The 2-1 decision by the Chicago-based 7th U.S. Circuit Court of Appeals said the Indiana right-to-work law didn’t violate the U.S. Constitution and was not pre-empted by federal labor law, report Bloomberg News, Reuters and the Associated Press. How Appealing notes the news coverage and links to the decision.

A challenge under the Indiana Constitution is pending before the Indiana Supreme Court.

The Indiana law bars anyone from conditioning employment on joining a union, paying union dues or paying an equivalent amount to charity.

Judges Daniel Manion and John Tinder were in the majority. A dissent by Chief Judge Diane Wood argued the law was pre-empted by federal law. If not, Wood said, the law violates the takings clause because federal law imposed a duty of fair representation on the union but the Indiana law did not allow mandatory fees to cover that duty.
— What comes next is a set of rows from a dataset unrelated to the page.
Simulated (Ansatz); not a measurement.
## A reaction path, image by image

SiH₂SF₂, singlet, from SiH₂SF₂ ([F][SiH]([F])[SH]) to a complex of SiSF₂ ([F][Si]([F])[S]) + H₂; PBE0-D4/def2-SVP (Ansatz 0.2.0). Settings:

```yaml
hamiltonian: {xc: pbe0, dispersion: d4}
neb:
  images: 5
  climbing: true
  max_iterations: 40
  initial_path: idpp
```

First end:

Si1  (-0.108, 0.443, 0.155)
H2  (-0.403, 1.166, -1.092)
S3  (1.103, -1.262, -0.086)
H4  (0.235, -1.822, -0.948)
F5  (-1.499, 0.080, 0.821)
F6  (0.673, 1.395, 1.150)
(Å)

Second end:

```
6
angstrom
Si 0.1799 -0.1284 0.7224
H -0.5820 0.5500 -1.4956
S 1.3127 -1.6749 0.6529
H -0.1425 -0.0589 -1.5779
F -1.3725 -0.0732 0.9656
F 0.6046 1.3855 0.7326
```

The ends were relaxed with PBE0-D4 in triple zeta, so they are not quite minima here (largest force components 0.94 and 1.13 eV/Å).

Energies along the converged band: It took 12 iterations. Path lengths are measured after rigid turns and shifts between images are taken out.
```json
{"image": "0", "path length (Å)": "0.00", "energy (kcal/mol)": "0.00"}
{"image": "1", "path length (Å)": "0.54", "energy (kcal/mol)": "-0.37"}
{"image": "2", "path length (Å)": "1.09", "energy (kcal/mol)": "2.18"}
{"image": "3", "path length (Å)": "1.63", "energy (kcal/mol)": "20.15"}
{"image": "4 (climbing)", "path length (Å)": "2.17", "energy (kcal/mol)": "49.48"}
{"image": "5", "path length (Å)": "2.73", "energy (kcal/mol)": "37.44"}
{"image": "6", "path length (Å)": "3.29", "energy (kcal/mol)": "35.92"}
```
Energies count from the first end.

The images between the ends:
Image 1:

The majority said the takings issue was forfeited because the union challenging the law did not raise it. In any event, the majority said, the union is justly compensated by the federal law’s grant of exclusive bargaining rights.

The majority also said the law did not apply retroactively so it did not violate the ex post facto or contracts clauses. Nor did the law violate equal protection or First Amendment guarantees, the court said.

The union had argued the law violated equal protection guarantees because it allowed free riders to siphon union resources away from union political activities, diminishing free-speech rights.

Twenty-four states have right-to-work laws, and many of them are similar to Indiana’s law.